Self-reliance: “Not dead yet”

August 4, 2009

I came across this article on the New York Times’ website about how people in urban and suburban areas alike are starting to raise their own chickens.

As a backyard chicken trend sweeps the country, hatcheries that supply baby chicks say they can barely keep up with demand. Do-it-yourself coops have popped up in places as disparate as Brooklyn, suburban Chicago and the rural West. But for many others, a deep current of economic distress underlies the chicken boomlet, as people seek ways to fend for themselves in tough times. Even if spreadsheets can demonstrate that raising chickens at home is not cost-effective, it may instill an invaluable sense of self-reliance.
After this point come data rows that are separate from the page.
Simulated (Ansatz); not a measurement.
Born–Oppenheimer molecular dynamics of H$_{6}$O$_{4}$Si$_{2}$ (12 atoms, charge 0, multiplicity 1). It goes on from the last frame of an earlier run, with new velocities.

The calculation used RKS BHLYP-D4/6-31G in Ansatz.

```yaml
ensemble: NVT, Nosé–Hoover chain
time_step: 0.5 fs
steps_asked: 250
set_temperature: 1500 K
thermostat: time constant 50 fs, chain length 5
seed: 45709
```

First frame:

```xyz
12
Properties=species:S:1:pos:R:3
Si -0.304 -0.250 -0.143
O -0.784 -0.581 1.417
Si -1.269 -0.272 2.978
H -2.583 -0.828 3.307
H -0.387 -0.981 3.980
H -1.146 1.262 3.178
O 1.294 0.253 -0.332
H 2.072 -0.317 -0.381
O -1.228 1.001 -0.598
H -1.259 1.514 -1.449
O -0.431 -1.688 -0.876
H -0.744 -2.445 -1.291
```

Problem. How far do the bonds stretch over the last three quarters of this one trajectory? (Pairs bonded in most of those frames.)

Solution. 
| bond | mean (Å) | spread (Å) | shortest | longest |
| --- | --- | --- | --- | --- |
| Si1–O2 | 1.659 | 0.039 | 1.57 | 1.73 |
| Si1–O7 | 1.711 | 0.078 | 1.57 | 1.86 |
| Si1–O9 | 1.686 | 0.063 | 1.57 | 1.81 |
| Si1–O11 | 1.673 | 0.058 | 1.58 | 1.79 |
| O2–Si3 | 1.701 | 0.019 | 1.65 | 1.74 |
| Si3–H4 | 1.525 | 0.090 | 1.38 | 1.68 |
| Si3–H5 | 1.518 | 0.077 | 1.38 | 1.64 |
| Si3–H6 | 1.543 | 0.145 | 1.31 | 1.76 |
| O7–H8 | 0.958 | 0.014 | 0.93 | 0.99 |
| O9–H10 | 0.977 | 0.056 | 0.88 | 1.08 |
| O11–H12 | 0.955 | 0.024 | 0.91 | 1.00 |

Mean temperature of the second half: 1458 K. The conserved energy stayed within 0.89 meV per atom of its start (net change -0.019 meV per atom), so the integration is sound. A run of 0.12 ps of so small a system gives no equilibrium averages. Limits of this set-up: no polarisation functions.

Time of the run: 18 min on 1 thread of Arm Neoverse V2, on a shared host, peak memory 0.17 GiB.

— New York Times, “Keeping Their Eggs in Their Backyard Nests,” 8-4-2009

The article admits that it is cheaper to buy eggs and meat at a grocery store than it is to raise chickens oneself. But that just shows that people aren’t so much motivated to raise their own chickens just to save money. They enjoy the idea of having more control over their food supply and not  subjecting themselves to supermarket prices. And in an economy where food prices are unstable, why be dependent when you can do-it-yourself? It’s also cool to see people selling eggs and meat to their neighbors and communities…a little free market going on at the local level.

Because of the costs of doing it yourself, it may not be the most strategic or economic option, but I’m sure it’s more rewarding in the end. And that’s more important–that people be able to see the rewards and benefits of free and voluntary exchange in their personal experience…before Obama nationalizes the poultry industry.